Any suggestions please?

Thanks in advance,

Marco

marcoingrosso commented 4 years ago

just resolved enabling job workers in this way:

paster --plugin=ckan jobs worker priority --config=/etc/ckan/default/production.ini

and

paster --plugin=ckan jobs worker bulk --config=/etc/ckan/default/production.ini

I suggest to update ckanext-archiver setup guide, separating the two setup procedures for ckan 2.8 (with job workers, including an example on how to enable the 2 queues) and older ckan (with celery).

Best regards!

davidread commented 4 years ago

@marcoingrosso I believe archiver is only written to use celery queues, so paster jobs won't work.
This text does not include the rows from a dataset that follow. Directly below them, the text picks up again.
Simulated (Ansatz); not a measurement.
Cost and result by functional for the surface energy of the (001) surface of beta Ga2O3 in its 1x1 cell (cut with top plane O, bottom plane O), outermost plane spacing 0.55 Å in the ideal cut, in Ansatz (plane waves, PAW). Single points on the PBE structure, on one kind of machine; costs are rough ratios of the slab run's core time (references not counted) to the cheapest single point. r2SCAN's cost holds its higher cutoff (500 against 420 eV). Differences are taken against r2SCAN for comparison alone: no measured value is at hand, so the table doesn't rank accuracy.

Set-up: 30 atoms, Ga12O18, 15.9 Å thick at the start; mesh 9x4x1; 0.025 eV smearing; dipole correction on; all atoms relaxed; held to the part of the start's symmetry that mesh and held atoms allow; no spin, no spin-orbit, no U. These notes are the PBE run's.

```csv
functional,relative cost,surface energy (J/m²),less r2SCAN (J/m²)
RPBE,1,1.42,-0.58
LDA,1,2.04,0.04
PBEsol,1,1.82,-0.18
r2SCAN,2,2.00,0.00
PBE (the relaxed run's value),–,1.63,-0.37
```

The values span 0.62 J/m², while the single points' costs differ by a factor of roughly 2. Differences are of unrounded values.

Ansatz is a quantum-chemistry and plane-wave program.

What you're doing seems riht. I'm not sure what to suggest here apart from stepping into what happens when you do the paster --plugin=ckanext-archiver archiver update --queue=priority -c /etc/ckan/default/production.ini to see if it is finding your resources, putting things on the queue, seeing them appear in the redis database, and then being picked up by your celery job.

Zharktas commented 4 years ago

@davidread Migration to jobs system was done in https://github.com/ckan/ckanext-archiver/pull/55 :)

davidread commented 4 years ago

@Zharktas Great to hear it! Perhaps the readme might need a bit more emphasis on the new jobs and only mention celery in terms of backward compatibilty.